More Garda resources needed to tackle rising rural crime – Smyth

Published on: 06 April 2017

Fianna Fail TD for Cavan-Monaghan Niamh Smyth says more resources need to be invested in the Cavan-Monaghan Garda division to curb rising rural crime rates.

New figures released to Deputy Smyth reveal that there were 21 new Gardaí allocated to the division since recruitment resumed in Templemore.  This compares to 42 new Gardaí for Louth and 66 for the Dublin North division.

“The Cavan-Monaghan Garda division has been left behind by Fine Gael.  The Justice Minister and her Cabinet colleagues appear to be solely focused on bulking up Garda numbers in the Dublin divisions, while leaving the rest of the country with a vastly reduced force”, said Deputy Smyth.

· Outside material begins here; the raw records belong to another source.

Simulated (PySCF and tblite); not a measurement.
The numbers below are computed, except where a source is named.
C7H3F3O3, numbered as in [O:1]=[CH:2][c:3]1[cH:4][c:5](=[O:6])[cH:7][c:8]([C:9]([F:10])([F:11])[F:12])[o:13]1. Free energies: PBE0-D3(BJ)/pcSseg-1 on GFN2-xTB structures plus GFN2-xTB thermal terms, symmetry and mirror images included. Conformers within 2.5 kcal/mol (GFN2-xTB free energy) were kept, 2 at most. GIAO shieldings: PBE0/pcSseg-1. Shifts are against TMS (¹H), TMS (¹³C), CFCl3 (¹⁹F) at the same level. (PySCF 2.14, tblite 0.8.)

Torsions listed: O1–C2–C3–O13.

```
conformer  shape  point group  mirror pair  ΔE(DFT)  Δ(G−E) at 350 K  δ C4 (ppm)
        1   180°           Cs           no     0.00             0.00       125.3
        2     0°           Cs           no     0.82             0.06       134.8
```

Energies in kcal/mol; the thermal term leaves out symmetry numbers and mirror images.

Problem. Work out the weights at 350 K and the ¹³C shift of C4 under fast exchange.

“Rural crime is one of the biggest issues affecting people living in Cavan and Monaghan.  Recent reports have indicated that gangs are now targeting rural areas and are travelling along regional and back roads, where detection rates are lower.  In fact, a recent survey carried out by the ICSA, found that two thirds of farmers have been affected by crime over the past three years.

“The decision by Fine Gael to close rural stations in 2013 has had an impact on crime rates in these communities, with many people seriously concerned by the lack of a visible Garda presence in their towns and villages.  Added to this is the fact that the Cavan-Monaghan division has been without a dedicated drugs unit since 2013 – which is an unacceptable situation, given the division’s proximity to the border.

“Rural Ireland, and Cavan and Monaghan in particular, do not seem to be a priority for this Government.  Even when resources are allocated, there are significant delays in projects being rolled out.  More than 18 months have passed since approval for a new Garda Station for Bailieborough was announced, but there has been virtually no progress on the issue.  While indicative of this Government’s attitude to the border region, this delay is unacceptable and must be addressed as a matter of priority”, concluded Deputy Smyth.